Claudia and I are nearly at the end of “Weddingarama.” We fly out tomorrow morning to celebrate a milestone birthday for my mom and to attend the last of six weddings in eight weeks (these last three weddings in three weeks).
It is an honor it is to witness the most important day of our friends’ and family members’ lives. But I’ll be honest, there have been moments of urgency-induced panic.
Like this morning when I realized I needed to write a blog post today. Drafting a post can be quick, but fiddling with the format, graphics, links, tags, etc. is time-consuming. “I have to write a blog post” wrestled with “I want to work on my novel.”
What’s most important to me as a writer today is working on my novel. So instead of fighting with myself or reacting with panic, I found a creative alternative: I’m giving most of my Product Time (aka writing time) to my novel. I’m curtailing the time spent on this blog by re-running a post that dovetails with last week’s post. I hope you find this post as useful as I did when I re-read it this morning.
Panic Is the Death of Creativity
When you think “I’ve got to figure this out NOW or something awful is going to happen,” your chances of coming up with a unique solution are minimal. You’ll come up with something — it just won’t be something creative. (more about the brain science of why waiting to the last minute destroys creativity)
On the other hand, Seth Godin points out that a complete absence of urgency is just as deadly for innovation.
He writes that one of “…the two warning signs of the person in the grip of the resistance” is the thought “‘I can take my time…”’
Godin emphasizes, “You don’t need more time, you just need to decide.”

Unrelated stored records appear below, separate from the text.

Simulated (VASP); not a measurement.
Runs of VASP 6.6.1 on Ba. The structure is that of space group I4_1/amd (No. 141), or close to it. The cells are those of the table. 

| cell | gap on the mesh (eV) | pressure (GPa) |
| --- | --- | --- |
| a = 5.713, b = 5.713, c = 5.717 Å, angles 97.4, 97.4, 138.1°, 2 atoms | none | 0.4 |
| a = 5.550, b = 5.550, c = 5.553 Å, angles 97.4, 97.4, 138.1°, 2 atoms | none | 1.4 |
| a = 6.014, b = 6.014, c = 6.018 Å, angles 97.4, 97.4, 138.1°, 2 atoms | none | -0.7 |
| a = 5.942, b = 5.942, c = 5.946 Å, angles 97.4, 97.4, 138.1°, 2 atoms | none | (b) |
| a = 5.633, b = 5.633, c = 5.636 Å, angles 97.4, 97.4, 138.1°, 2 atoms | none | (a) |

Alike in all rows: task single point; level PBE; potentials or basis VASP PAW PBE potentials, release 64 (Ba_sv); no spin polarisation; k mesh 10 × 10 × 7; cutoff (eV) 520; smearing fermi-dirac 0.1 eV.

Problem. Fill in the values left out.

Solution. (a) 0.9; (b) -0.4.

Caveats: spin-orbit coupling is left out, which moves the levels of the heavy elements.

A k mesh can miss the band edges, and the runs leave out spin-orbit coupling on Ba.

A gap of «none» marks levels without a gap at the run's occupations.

What kinds of things do you panic about? What writing tasks do you delay until you get an adrenaline rush to get you through? When and where do you need to slow down, relax and give yourself space and time to play with possibilities?
What kinds of things do you lack urgency about? What writing projects have you delayed because you have plenty of time to “get around to it someday”? When and where do “you just need to decide” and take action?
How can give yourself enough, but not too much, urgency?